How the Original Mickey Mouse Club Mousketeers Looked Like in the 1950s: Vintage Photos of the Iconic TV Show

   

The “Mouseketeers” were an assortment of variously gifted, mostly non-professional California kids selected by Walt Disney as the core around which the Mickey Mouse Club, Disney’s second network television venture (after Disneyland), was produced. The pervasively popular show quickly became one of the major crazes of the mid-1950s, and the “Merry Mouseketeers,” sporting black beanies topped with round mouse ears, became enduring icons of a newly affluent, post-war America.

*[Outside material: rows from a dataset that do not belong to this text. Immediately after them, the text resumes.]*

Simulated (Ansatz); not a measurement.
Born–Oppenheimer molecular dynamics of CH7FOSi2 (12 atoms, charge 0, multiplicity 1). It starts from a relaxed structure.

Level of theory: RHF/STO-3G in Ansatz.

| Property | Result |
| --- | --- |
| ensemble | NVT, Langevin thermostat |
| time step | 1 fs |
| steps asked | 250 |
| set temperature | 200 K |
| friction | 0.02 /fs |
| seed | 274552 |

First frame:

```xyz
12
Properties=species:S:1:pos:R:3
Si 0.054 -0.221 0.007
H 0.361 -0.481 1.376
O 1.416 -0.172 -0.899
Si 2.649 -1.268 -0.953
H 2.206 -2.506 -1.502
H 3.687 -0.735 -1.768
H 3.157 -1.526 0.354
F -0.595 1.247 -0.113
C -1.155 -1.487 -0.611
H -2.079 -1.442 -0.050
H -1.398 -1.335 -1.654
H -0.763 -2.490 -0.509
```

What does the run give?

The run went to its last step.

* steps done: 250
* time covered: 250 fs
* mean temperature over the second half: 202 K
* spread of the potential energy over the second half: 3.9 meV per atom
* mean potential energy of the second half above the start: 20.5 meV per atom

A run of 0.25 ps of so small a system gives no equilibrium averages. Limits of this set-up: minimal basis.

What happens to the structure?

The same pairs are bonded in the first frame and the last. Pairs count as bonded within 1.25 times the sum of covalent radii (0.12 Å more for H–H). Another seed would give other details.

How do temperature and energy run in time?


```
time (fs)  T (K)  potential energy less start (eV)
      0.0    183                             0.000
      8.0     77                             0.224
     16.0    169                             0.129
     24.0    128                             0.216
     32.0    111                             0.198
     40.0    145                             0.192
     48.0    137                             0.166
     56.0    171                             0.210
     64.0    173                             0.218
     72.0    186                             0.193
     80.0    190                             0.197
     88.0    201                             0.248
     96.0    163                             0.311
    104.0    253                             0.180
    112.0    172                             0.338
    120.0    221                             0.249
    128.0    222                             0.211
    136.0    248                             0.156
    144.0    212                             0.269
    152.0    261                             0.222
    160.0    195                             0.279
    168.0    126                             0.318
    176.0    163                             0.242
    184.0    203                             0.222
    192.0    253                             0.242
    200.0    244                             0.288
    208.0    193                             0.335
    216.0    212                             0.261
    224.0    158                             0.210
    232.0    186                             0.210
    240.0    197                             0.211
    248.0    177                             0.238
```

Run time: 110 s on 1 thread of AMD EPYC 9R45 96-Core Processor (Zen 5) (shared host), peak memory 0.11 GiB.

The original show, begun in 1955, was syndicated from 1962 to 1965, again in 1972, and in an abridged format on the Disney Channel in 1983. Two up-dated (and very politically correct) versions appeared in 1977 and 1989, but it was the Cold War Mickey Mouse Club and its Mouseketeers that achieved true cultural immortality during its relatively brief but massively assimilated run in the 1950s. The show’s popularity was unprecedented in its time, and its nostalgic appeal and cultural impact continued to exert a fascination that was still evident 40 years later.
 
Disney’s Mickey Mouse Club premiered on ABC on October 3, 1955, and ran until September 25, 1959. The show was actually a recycling of the popular live Mouse Clubs that had flourished in movie theaters between 1929 and 1933. The TV manifestation proved equally successful with 1950s youngsters, although adults and critics were heard to voice some essentially unheeded reservations. Mickey Mouse Club was aired Monday through Friday between 5:00 and 6:00 p.m. and was divided into four ritualistic segments. After a daily animated lead-in from the Mouse himself, the first quarter presented newsreels on global subjects of interest to children, a series of safety/health films or a similarly instructive feature moderated by Jiminy Cricket (Disney’s personable insect character from the 1939 film Pinocchio).
 
The Mouseketeers themselves (all identified by first name only) were divided into two groups: the “Red Team” of the top ten most showcased performers and the larger although second-string “Blue Team.” Of the select “Reds” Annette Funicello achieved the most Club -era adulation and post-Mouse success. Funicello enjoyed a brief recording and screen career before retiring into domestic life. In 1987 she returned, with AIP co-star Frankie Avalon, in the film Back to the Beach, a sharp satire that made frequent references to their mutual pop culture histories. Of the boys, Bobby (Bobby Burgess) became a dancing fixture on the Lawrence Welk Show. The adult regulars on Mickey Mouse Club were Jimmie Dodd, who moderated and wrote many of the songs, and Roy Williams, a Disney artist who spoke on the show only through his caricatures and quick-sketch drawings.
 





 



 

 

Schoolchildren Salute the Flag in the U.S in 1915, And Here's What the American Flag Salute Once Looked Like _ Nostalgic US Treasures

Schoolchildren Salute the Flag in the U.S in 1915, And Here's What the American Flag Salute Once Looked Like _ Nostalgic US Treasures

The American schoolchildren in the picture below are showing their loyalty to the flag and country by giving the “Bellamy salute” while reciting the Pledge of Allegiance. Despite how it might look, the Bellamy Salute had nothing to do with Nazi dictator Adolph Hitler, but it did cause quite stir many years ago. In fact, the Bellamy salute is an interesting aside on the history of the Pledge of Allegiance itself.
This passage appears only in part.